Chatterjee adds that digitization of knowledge has opened the doors wider for spies to uncover trade secrets and patents.

To make matters worse, several countries have resorted to copying military hardware and software used for fighter planes and submarines, according to Chatterjee. And they’re not stopping at duplicating these technologies. They’re selling them as well, to other countries, at lower prices.

“We all know the intricacies and precision involved in the creation of fighter planes and submarines for the military forces. Now, such machines are created in a manner that they are equipped to combat any major force. However, if the technology involved in the creation of such machines is copied and sold to adversaries or even otherwise, then such acts would be a threat to national security as the creation of similar machines would render our special fighter planes and submarines ordinary if not less effective,” explains Chatterjee.

 

Their objective for the theft is not solely to increase military might; they commit such malpractice to put pressure on governments and gain the upper hand in economic negotiations as well.

Eventually, IP theft may tarnish a country’s reputation and affect future collaborations and technology transfer agreements with other nations.

“A nation infamous for IP theft and inadequate remedies may be internationally isolated and only rely on indigenous resources to develop arms and ammunition,” Singh says, “thereby being forever deprived of cutting-edge technology.”

Deprived of cutting-edge technology from another country India certainly isn’t.

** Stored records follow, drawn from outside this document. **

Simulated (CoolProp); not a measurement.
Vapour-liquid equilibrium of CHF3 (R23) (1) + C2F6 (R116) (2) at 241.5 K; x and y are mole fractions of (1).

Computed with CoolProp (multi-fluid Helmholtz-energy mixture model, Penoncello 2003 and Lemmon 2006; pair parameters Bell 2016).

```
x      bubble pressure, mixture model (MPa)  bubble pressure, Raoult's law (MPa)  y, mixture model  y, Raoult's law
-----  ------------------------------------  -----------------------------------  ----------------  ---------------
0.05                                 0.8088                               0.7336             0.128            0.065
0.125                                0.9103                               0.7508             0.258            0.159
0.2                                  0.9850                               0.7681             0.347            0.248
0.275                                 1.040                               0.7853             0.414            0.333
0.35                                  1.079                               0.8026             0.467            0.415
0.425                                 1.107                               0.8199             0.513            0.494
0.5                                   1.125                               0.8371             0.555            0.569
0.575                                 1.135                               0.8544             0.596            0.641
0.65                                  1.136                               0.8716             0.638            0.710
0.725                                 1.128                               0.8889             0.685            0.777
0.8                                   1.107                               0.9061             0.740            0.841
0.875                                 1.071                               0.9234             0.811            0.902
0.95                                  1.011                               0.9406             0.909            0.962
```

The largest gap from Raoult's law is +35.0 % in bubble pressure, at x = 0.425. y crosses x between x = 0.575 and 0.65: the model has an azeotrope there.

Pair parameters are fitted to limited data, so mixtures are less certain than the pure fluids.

Over the past several years, India has purchased a battalion of defense aircraft from the United States, to the tune of US$18 billion. Among these are Boeing Apache and Chinook helicopters, C-17 Globemaster heavy transport aircraft and P-81 maritime surveillance aircraft; Lockheed Martin’s C-130 Hercules military transport aircraft; and BAE Systems’ M777 howitzers.

During his visit to India this month, President Donald Trump inked a defence deal with Prime Minister Narendra Modi where India will purchase US$3 billion worth of advanced equipment. These include Apache and Sikorsky MH-60 Romeo helicopters.

According to John Mulcahy, a partner at Finnegan, Henderson, Farabow, Garrett & Dunner in suburban Washington, India isn’t alone among Asian Pacific nations in adopting a less passive and more business-like approach to IP for military procurement. China and South Korea have also done the same.

Curiously, both countries have been in hot water for allegedly stealing IP from the US military industry. China’s notoriety even prompted US Defense Secretary Mark Esper to state in a Fox News interview last year that China “has engaged in the greatest theft of intellectual property in human history.”

Esper further said:“They’ve studied us and they’ve learned about how we employ weapons. They’ve learned about our doctrine. And so, that is something that we watch very carefully.”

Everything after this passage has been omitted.